Two of Europe’s top solar markets have simultaneously announced new steps to reduce subsidies for solar projects by at least 50%, moves that are aimed at reducing long-term financial impacts — but might actually spur demand and exacerbate the problem.
November 3, 2011 – Two of Europe’s top solar markets have simultaneously announced new steps to reduce subsidies for solar projects by at least 50%, moves that are aimed at reducing long-term financial impacts — but might actually spur demand and exacerbate the problem.
In the UK, support for small-scale solar (rooftop) projects is being chopped in half, focusing on smaller projects (<250kW), and particularly on the very small ones (<50kW). FiTs will be reduced by at least 51% on solar installs starting Dec. 12, and applicable to everyone in April 2012. Existing projects will be grandfathered into the old rates for 25 years. The official new FiT plan is shown in the table below.

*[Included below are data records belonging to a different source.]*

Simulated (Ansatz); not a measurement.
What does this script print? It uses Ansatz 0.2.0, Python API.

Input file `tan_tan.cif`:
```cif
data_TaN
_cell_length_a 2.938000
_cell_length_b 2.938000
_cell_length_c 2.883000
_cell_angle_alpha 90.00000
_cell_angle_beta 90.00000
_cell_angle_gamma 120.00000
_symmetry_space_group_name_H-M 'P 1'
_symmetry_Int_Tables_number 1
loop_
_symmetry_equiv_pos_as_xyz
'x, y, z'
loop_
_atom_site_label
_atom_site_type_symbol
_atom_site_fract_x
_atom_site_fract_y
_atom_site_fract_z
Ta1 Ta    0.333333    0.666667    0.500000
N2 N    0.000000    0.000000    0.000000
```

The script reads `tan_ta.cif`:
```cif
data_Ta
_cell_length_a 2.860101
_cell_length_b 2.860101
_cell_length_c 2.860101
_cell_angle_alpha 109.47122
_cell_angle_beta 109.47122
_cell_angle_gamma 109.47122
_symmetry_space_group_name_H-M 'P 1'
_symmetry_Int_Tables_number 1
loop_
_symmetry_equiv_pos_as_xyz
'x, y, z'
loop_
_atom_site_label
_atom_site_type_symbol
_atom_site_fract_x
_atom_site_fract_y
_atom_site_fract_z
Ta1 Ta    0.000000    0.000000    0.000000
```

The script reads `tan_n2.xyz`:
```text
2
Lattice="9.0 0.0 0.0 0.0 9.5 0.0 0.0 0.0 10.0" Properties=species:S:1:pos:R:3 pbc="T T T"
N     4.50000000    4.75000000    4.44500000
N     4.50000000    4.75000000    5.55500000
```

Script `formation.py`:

“The plummeting costs of solar mean we?ve got no option but to act so that we stay within budget and not threaten the whole viability of the FITs scheme,” claims UK energy minister Greg Barker. He acknowledged that the new lower tariffs “will be a big challenge for many firms” but “it won’t come as a surprise” given how fast costs and profits have fallen in the past year — he cited a 30% drop in average PV installation costs this year alone (to ~£9000).
Barker let the math do the talking: With no FiT adjustment, consumers would pay £980M/year by 2014-15; the FiT adjustment will shave that to £250-280M — saving £700M, plus reducing the impact on domestic electricity bills through the rest of the decade.
Why act now? The UK saw >16,000 solar PV installations in September alone (nearly double the June total), and nearly 3× as much solar PV as projected has been installed (100K installations and 400MW capacity). “My priority is to put the solar industry on a firm footing so that it can remain a successful and prosperous part of the green economy, and so that it doesn?t fall victim to boom and bust,” Barker stated.
Current and proposed generation tariffs for solar PV. *Current tariff levels, which like other current tariffs will be adjusted in line with the Retail Price Index from April 1, 2012. Details of the funding allocation for FITs can be found here [PDF link]. (Source: UK Department of Energy and Climate Change)
While Barker aims to stem the solar PV tide, it’ll be a tough pill to swallow for many solar firms. “It will reverse a fast growing domestic industry in a time of job cuts and austerity measures,” according to Solar Century’s Jeremy Leggett, quoted by Reuters, and “cause many bankruptcies in the rest of the industry.”
And the new FiT levels might not even cut deep enough. PwC’s Daniel Guttmann proposes that the current FiT spending will likely run out before March 2015 anyway, as deep price cuts could spur even more installations, and simply recreate the problem of too quickly reaching subsidy budget caps. “The government has two principal options — either reduce tariffs [further] or increase the spending envelope,” he said.
Meanwhile, another FiT reduction is coming in Germany, where 2012 levels will be lowered by ~15% starting in January — more than the planned -9% reduction — to a range of 17.94-24.43 euro cents/kWh.
PV capacity has swelled by ~5.2GW since Oct.2010 to now; that’s well off the 7.8GW pace in the previous 12-month period (Oct.2009-Sept.2010), but enough to trigger an additional FiT step-down (mandated if installations surpassed 4.5GW during the period), noted the Bundesnetzagentur, Germany’s energy regulatory office. It was also dangerously close to triggering a -18% reduction had installs exceeded 5.5GW (surpassing 7.5GW would have kicked in a -24% step-down).
As in the UK, Germany’s extra FiT cuts might also light a fire underneath PV project developers to get funds in the bank and shovels in the ground quickly to lock in the current levels. “December is going to be so massive it?s going to blow everyone out of the water,” predicts Bloomberg New Energy analyst Martin Simonek. He points out that Germany added 2.2GW of panels in June 2010 ahead of a July 2010 subsidy reduction, which was more than triple the installs seen in the previous three months combined.